So we have this precedence and predilection for self-dissatisfaction. The shame and guilt Kilbourne discusses is a key proponent of the problem. We are taught to immediately shift blame to ourselves. Things are never the fault of the ad creators, or of the bullies who demand more from our appearance. Their criticisms are completely internalized, consumed and morphed into a mantra of “never good enough,” dragging women further down towards despair and depression. Even the greatest accomplishments are brushed aside because every aspect in life is not radiant perfection.
With the individual demanding such an unattainable reality for themselves, the natural progression is to take that need for perfection and scrutinize it outwards. In that sense, other women become a means of comparison, rather than a potential source of friendship and support. Possible friends are held to the same unflinching standard we hold ourselves to. They must also be beautiful, talented, and poised. But here comes the double edged sword—they are not allowed to be more so than we are. Their achievements prompt reflection about our own flaws and weaknesses, contributing to the cycle of self-hatred.
This results in a nasty competition with other women. Girls are trained to see what should be friends as enemies, constantly measuring themselves against this girl’s perfect nose, or that girl’s flat abs, or the fact that Suzie got first place in the Spelling Bee.
The media has accepted this phenomenon as fact. The cattiness of women is so universal that advertising makes it a basis for campaigns. The hamburger joint Wendy’s introduced their new salads by having two women fight over one, with one stealing the salad because its high quality suited her better than her co-worker. The latest ad campaign for Cascade dishwasher detergent is completely built around the idea that women resort to passive aggressive digs at each other, even within friendships. It features two women standing at a dishwasher. One loads, and the other says (with an overly practiced false grin), “Marjorie, I can’t stand you! You’re too perfect. Even the inside of your dishwasher sparkles.” This dissolves into petty sniping that requires a Kitchen Counselor to step in and fix their “dirty fighting” with the cleansing power of Cascade.
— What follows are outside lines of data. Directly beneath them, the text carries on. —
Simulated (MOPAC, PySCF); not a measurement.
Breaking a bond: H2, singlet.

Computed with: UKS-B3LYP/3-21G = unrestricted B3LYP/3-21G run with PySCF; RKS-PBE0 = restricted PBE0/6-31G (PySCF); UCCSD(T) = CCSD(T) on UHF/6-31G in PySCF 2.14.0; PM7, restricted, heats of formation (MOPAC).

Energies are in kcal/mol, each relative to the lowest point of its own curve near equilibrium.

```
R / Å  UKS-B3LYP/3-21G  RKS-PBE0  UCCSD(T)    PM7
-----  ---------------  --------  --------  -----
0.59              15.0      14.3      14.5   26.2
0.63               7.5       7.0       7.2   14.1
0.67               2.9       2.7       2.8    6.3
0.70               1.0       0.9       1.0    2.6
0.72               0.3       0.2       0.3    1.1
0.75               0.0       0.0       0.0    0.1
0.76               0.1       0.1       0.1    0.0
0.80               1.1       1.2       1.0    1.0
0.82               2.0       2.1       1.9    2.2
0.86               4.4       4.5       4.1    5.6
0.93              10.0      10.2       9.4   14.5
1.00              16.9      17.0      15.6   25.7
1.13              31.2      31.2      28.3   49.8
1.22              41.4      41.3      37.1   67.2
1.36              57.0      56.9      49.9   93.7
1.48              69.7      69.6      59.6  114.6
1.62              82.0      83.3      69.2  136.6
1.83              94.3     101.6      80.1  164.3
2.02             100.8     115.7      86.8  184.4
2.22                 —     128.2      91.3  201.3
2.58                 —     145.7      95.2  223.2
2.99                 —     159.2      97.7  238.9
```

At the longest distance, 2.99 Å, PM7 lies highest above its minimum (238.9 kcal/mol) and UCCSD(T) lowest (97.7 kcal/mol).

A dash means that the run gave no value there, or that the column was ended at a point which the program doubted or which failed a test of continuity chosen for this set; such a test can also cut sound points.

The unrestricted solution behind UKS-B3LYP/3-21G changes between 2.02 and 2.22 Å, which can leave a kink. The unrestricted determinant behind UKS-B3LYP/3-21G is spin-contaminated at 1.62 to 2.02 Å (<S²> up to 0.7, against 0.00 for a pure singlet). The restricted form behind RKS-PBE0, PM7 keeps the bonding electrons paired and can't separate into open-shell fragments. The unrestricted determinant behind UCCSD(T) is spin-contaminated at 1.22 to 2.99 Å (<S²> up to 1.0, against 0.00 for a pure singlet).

In-fighting and comparisons happen so early that as girls mature, their ability to form social relationships with other women through adulthood is stunted. There is now a pervasive mistrust of others. It’s immediately assumed that women judge each other from first encounter. Forming friendships becomes too much of a risk to personal health and safety.
One method many women form to cope with this is through quickly and brutally rejecting other women. This serves as protection from vulnerability. It can also be used in adolescence to impress another group of girls, as it shows an exertion of power and confidence that may or may not exist. Psychological scientist Joyce F. Benenson calls this “preemptive social exclusion.” In her study “Mean Girls and Queen Bees,” Benenson says that “preemptive social exclusion appears to be a valuable strategy for women because it allows them to protect their relationships by keeping an outsider at bay.” In such a way, women protect their social standing with pre-existing friends, they protect their romantic relationships from potential threats, and they keep themselves at the top of a precarious tower of worth, a tower built on comparison to others rather than self-satisfaction.
With such a wealth of pre-conditioning teaching women to mistrust other women and to base self-worth on material goods and outward appearance, moving beyond that to make genuine friendships can be a daunting task. In a 2011 article for Examiner.com, author Micah Tutay encourages personal responsibility as the perfect weapon to strike against insidious messages in advertising. She states, “even if we don't believe we can have an impact in changing society as a whole, we can be sure that we do have the ability to change how much we let it influence our relationships, our sexuality, our spending habits, and so on. It is up to each of us to take back our dignity and self respect."
Taking back that dignity is difficult. It requires a conscious over-riding of basic instincts that have built up over time, layer over protective layer hardening into a tense shell of deflection and wariness. But how sweet are the rewards! Fighting against the system will send a message to the agencies responsible for the conditioning ads. It will show that women can demand respect, and will not accept their down-sizing of the strength of female relationships. But more importantly, it can create a thriving community where the first instinct is love, not evaluation.